Good info. So all of them have to be passed via HDMI. I thought TrueHD and DTS-MA were formats and PCM was more of the type of transfer, but I guess from what you're saying it's just another format like the other two. So I guess if one of the best sounding discs from reviews that I've read is Black Hawk Down, then what the real need or advantage to having the other two. I mean why bother putting these other formats out?
Not exactly, the output of all analog audio to digital conversions start out as PCM. Some disks like BHD use this PCM track. TrueHD & DTS HD-MA are codecs that take PCM and convert it to a compressed, but lossless, digital format. In your receiver, the TrueHD & DTS HD-MA are converted back to the origianal PCM. If the source disk is PCM, then that is passed straight through to the receiver's DACs for the final conversion back to analog audio.
Therefore, PCM = TrueHD or DTS HD-MA. The advanage of the two compressed, but lossless, formats are that they save space on the Blu-ray disk vs. PCM, which does take considerably more space.

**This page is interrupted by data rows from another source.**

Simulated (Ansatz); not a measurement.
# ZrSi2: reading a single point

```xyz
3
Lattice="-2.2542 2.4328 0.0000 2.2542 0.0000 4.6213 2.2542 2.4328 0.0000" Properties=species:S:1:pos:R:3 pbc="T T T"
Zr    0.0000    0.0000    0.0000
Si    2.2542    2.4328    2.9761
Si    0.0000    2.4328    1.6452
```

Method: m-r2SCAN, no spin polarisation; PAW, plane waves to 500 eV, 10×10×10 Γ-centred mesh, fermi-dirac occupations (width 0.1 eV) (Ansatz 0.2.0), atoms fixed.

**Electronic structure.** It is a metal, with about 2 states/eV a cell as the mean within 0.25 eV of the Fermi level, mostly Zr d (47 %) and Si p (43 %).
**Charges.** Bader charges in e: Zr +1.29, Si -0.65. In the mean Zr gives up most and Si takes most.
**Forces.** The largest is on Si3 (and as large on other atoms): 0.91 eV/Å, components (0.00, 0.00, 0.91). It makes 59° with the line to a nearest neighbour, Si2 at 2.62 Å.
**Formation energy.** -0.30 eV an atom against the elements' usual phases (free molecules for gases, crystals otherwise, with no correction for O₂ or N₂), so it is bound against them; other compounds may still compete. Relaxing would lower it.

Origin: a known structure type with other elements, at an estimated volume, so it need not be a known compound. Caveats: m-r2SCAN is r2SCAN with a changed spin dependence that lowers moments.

All three should sound the same when the final audio reaches your ears, but you will read that some prefer one format over the others for their own reasons. I am also sure that if you ask Dobly Labs or DTS they will say that their formats are better - - marketing.
In any case, it should make no difference to you which of the three formats a particular Blu-ray disk uses unless your system cannot not decode one of them (usually DTS HD-MA, which was the last one developed and requires more processing power as I understand it).